On or about June 15th Turner, of the Agency, without the knowledge or consent of Pritchett, either orally or in writing, signed Pritchett's name to a 'Lost Policy Receipt' and forwarded the same to HIU. This fact was admittedly not known to Pritchett until after the collision that occurred the following November which resulted in this lawsuit, and the unauthorized execution of said 'lost policy receipt' was not known to HIU until after the collision.

On July 17, 1953, the Agency contends that the policy allegedly issued with the Service Mutual Insurance Company was cancelled by cancellation notice mailed from the Insurance Company office at Waco, Texas, effective as of July 28, 1953. Pritchett denies receiving notice of this cancellation.

On August 7, 1953, the Agency, by Turner, issued to Pritchett a public liability and property damage policy of insurance with Service Mutual Insurance Company covering a 1951 Chevrolet truck that had been wrecked and had not been in use for some time. This policy was issued without any request by Pritchett or any one in his behalf.
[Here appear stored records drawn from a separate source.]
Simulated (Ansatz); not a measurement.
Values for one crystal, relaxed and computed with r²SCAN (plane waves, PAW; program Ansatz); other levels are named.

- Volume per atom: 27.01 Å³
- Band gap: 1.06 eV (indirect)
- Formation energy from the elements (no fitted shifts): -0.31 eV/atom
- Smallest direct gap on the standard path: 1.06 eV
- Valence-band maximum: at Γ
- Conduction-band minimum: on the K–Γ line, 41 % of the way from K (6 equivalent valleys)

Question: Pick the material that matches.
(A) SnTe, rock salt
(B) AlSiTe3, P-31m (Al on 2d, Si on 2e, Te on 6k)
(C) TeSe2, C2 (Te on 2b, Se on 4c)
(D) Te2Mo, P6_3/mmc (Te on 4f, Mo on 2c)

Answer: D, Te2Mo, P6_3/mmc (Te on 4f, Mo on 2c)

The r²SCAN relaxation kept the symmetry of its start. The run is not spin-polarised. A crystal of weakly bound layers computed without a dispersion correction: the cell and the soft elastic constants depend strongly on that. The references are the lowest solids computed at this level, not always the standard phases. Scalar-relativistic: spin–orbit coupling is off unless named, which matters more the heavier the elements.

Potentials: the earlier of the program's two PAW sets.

On July 25, 1953, one W. A. Dorman wrote the Agency and requested that he, Dorman, be added as additional insured in HIU policy No. 21C 107,430 because he, Dorman, had leased the truck. On August 19, 1953, Dorman wrote the Agency stating that he had heard nothing from them in connection with the letter, and because of some excess coverage he, Dorman, had obtained, it was necessary that he be provided with a memo copy or duplicate of the HIU policy, and asking them to please provide the same at their earliest convenience. On September 15, 1953, Dorman wrote the Agency the following letter:

"Davis-Turner Caruthers 214 No. College Tyler, Texas.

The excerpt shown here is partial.